On a note of fond nostalgia, a former student has written a reflection of his time here, going on pilgrimage to Martyrs’ Shrine in Midland.
From his introduction:
Perhaps it is nostalgia that has me think back every March to when I attended an authentic Catholic college. The transience of those lighthearted years brings a bittersweet remembrance; as our student anthem suggested – Gaudeamus igitur, Juvenes dum sumus – Let us rejoice, therefore, while we are young. Though I remember many blessed trials and triumphs, there is one set of memories that surely stands above all others: The yearly pilgrimage to the Shrine of the Canadian Martyrs.

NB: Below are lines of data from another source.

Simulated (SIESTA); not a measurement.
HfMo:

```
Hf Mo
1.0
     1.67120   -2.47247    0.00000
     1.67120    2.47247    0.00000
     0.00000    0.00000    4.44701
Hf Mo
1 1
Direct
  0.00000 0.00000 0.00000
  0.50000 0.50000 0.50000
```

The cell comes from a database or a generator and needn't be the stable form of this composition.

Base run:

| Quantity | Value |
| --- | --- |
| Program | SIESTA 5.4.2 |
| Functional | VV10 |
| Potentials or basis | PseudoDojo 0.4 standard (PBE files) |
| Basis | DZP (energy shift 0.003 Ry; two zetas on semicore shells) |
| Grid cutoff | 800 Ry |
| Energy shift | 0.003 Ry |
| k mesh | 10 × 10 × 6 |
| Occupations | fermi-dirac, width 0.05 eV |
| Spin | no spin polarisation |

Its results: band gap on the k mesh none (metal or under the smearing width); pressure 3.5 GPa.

It is a crisp, dark morning, and the usual regime at the Catholic college, affectionately known as the Academy, is to head to the church for prayer and Mass. Today is different.[i] Prayer, yes, but Mass will have to wait. It is March 16th, which means we will pile into the old Academy van and start the over three-hour drive to the southern Georgian Bay region. These are the days before any student had Facebook and YouTube accounts, or even a cell phone for that matter. They are the good old days, and I mean that in all sincerity. Rosaries, conversations, music, and silence make the trip go quickly.
As many readers may be aware, but for those who are not, the shrine commemorates the sacrifice of the Jesuit missionaries who traveled here in the early 17th century to bring the salvific good news of the Faith, eight of them offering their lives. Although their collective feast in Canada is on September 26th, as a College, we pilgrimage annually in this late wintertide, as close as we can to the day of the martyrdoms of Saints Jean de Brebeuf and Gabriel Lalement. Until recently, as Dan’s article alludes, we would pilgrimage on the actual day of their martyrdom, which took place on March 16th, 1649, with an outdoor Mass at the time of Brebeuf’s glorious death, in the late afternoon (Father Lalemant survived until the following morning, a Frenchman going to glory on the feast of the patron saint of Ireland). Whatever happens this year with the pilgrimage, we will commemorate the martyrs one way or the other, giving glory to God for their witness, and praying for a return to the Faith for this nation founded upon its salvific truth, without which we are all lost, and with which we will gain all.